Jane Mayer, one of America's best political reporters, and one who contributes frequently to the New Yorker, has written what is perhaps the most important political story of the past decade, and possibly of the decade to come as well.
"Covert Operations," in this week's (August 30) New Yorker tells the story of the shadowy Texas oil billionaires the Koch brothers, Charles and David, who are nearly single-handedly responsible for the rise of the Tea Party movement. An astroturf, or fake grass-roots movement dedicated to undermining "big government" in general and Obama in particular, the Tea Parties are almost wholly funded by the brothers, who also provide the organizational framework for the movement. That, combined with Fox News's publicity for all things tea party-ish, has given the movement traction and momentum.
That the present-day American fascist movement seriously aims at seizing control of the government isn't really news. It has been attacking the status quo with steadily growing volume and vigor in recent years, and now seems poised on the verge of accomplishing its objective. That this movement is the work of a very few people, primarily Rupert Murdoch and the Koch brothers, has not been apprehended by the public at all until now. Mayer's article remedies that.

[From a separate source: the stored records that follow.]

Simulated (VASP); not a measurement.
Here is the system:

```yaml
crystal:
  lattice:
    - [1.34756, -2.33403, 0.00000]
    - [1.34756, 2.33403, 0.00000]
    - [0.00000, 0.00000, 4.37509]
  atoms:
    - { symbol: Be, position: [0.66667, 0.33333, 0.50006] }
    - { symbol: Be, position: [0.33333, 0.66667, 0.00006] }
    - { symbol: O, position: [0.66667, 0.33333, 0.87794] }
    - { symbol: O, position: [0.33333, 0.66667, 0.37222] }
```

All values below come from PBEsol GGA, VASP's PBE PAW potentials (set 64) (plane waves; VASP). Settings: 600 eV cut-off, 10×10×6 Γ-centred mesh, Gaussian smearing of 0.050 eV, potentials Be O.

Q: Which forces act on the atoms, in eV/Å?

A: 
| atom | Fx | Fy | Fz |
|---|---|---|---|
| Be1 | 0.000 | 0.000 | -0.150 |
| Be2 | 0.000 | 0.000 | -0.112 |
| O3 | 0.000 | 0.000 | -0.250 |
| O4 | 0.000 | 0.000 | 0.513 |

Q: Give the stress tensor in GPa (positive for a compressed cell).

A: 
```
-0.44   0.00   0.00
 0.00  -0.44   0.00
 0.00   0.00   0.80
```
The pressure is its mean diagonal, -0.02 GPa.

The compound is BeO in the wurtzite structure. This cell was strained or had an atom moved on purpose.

Murdoch's work and ideology require no exposé, since his is a media empire, which by necessity and definition operates in public. The Koch brothers, however, have managed to hide under a cloak of anonymity, provided by the multitude of foundations, think tanks, and agitprop organizations they founded and pay for, and by channeling their voices through platoons of their paid tools, hired stooges who are unjustifiably honored with titles like "journalist" or "analyst."
I'll leave you with a sample from the first page of Mayer's article, and you'll no doubt want to follow up by absorbing the whole thing.
Over the July 4th weekend, a summit called Texas Defending the American Dream took place in a chilly hotel ballroom in Austin. Though (David) Koch freely promotes his philanthropic ventures, he did not attend the summit, and his name was not in evidence. And on this occasion the audience was roused not by a dance performance but by a series of speakers denouncing President Barack Obama. Peggy Venable, the organizer of the summit, warned that Administration officials “have a socialist vision for this country.”
Five hundred people attended the summit, which served, in part, as a training session for Tea Party activists in Texas. An advertisement cast the event as a populist uprising against vested corporate power. “Today, the voices of average Americans are being drowned out by lobbyists and special interests,” it said. “But you can do something about it.” The pitch made no mention of its corporate funders. The White House has expressed frustration that such sponsors have largely eluded public notice. David Axelrod, Obama’s senior adviser, said, “What they don’t say is that, in part, this is a grassroots citizens’ movement brought to you by a bunch of oil billionaires.”